Celebrating 25 Years with the SESUG Conference
11/16/2017 by Ben Zenick Modernization - Analytics
Many SAS users attend SAS Global Forum but never consider the value that the regional conferences provide. The Zencos Data Science team attended the 25th Southeast SAS User’s conference in Cary, NC. The event was held on the beautiful SAS Campus on the first of November. On opening night (and again on Monday) we enjoyed the birthday cake.
Our team presented topics ranging from using SAS Viya with Python to hands-on workshop showing how to use PROC DS2. Over the 2-day period, there were multiple papers presented and we did not get to attend everything that we wanted. These are the ones that we found the most interesting or had an unexpected takeaway. All of the conference papers can be referenced on Lex Jansen’s site.
Rebecca Hayes did a good job explaining how the pieces of the SAS environment contributed to the intermittent errors. I was unaware that, new in 9.4, Grid-launched Workspace Servers default port setting is an ephemeral range rather than its previous static port.
I have some experience with ephemeral ports, so I understood the challenges they can cause when needing to keep port ranges unblocked by firewalls. I thought her description of troubleshooting and resolving a frustrating error was very relatable. Much of the effort in troubleshooting goes into accurately characterizing an error. And, when errors are intermittent and difficult to repeat consistently, it can drive you to pull your hair out.
Mike Jadoo, an Economist at the Bureau of Labor Statistics, describes what an Application Programming Interface (API) is and how they are useful in the data production process. It was rather interesting to see how he uses SAS software to interface with APIs to acquire data for his analysis at the Bureau of Labor Statistics.
A task that used to be accomplished by downloading physical files and then loading the information into SAS can now be achieved by making API calls directly from SAS – making data processing and analysis more efficient. As more companies and government agencies begin using APIs to distribute information, techniques such as these will become increasingly useful to acquire data for analysis. As Mr. Jadoo pointed out in his presentation, SAS software is the perfect tool because not only can you use SAS to get the data, but you can then process and analyze it all in one place!
This paper encouraged SAS developers to continue to do the same quality work we were doing, but better and more efficiently. The lessons learned in the presentation, such using IFC and IFN over traditional IF THEN ELSE logic, are already being leveraged to more efficiently accomplish tasks. The idea of attending these conferences is to improve your skillset and knowledge base. So even little tips like making better use of the functions available helps. I love that taking a step back to dig deeper into Base SAS programming is reaping benefits throughout a variety of my projects.
This presentation (while one of many on the topic) stood out because it demonstrated a wide variety of text mining techniques available to data scientists. Clustering, Topic Extraction, and Sentiment analysis were all performed on twitter data gathered to measure public sentiment and common reactions to the 2016 demonetization that occurred in India. While the results weren’t groundbreaking, the process used was very informative and applicable to other relevant business use cases like customer/employee sentiment analysis, product research, etc.

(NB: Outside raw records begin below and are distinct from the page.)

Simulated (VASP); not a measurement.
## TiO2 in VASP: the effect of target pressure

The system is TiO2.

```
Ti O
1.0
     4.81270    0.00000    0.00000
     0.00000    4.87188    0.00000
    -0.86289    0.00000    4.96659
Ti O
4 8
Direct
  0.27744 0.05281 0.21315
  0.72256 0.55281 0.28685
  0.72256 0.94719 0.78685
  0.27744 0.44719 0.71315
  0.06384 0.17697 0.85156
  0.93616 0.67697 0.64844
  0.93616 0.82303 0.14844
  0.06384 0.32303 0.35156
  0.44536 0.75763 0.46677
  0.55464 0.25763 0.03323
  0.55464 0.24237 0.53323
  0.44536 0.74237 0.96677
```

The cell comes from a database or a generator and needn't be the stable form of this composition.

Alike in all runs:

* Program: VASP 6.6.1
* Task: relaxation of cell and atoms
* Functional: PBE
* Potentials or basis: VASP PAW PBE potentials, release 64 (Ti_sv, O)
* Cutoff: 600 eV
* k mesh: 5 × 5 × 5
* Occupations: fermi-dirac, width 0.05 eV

Troy discussed that the SAS log does more than explain if you have errors in your code. It also shows the performance timing of your job. He provided a macro that assists with providing analysis of your job performance.
I was interested to hear Troy speak after purchasing his new book, SAS Data Analytic Development: Dimensions of Software Quality. His talk gave me some ideas for building some reports in SAS Visual Analytics that would allow customers to see their batch process statistics over time. I liked the concept of comparing your current day’s job against the average of past runs. When you start having server issues or getting too much data, this helps you see the impact over time.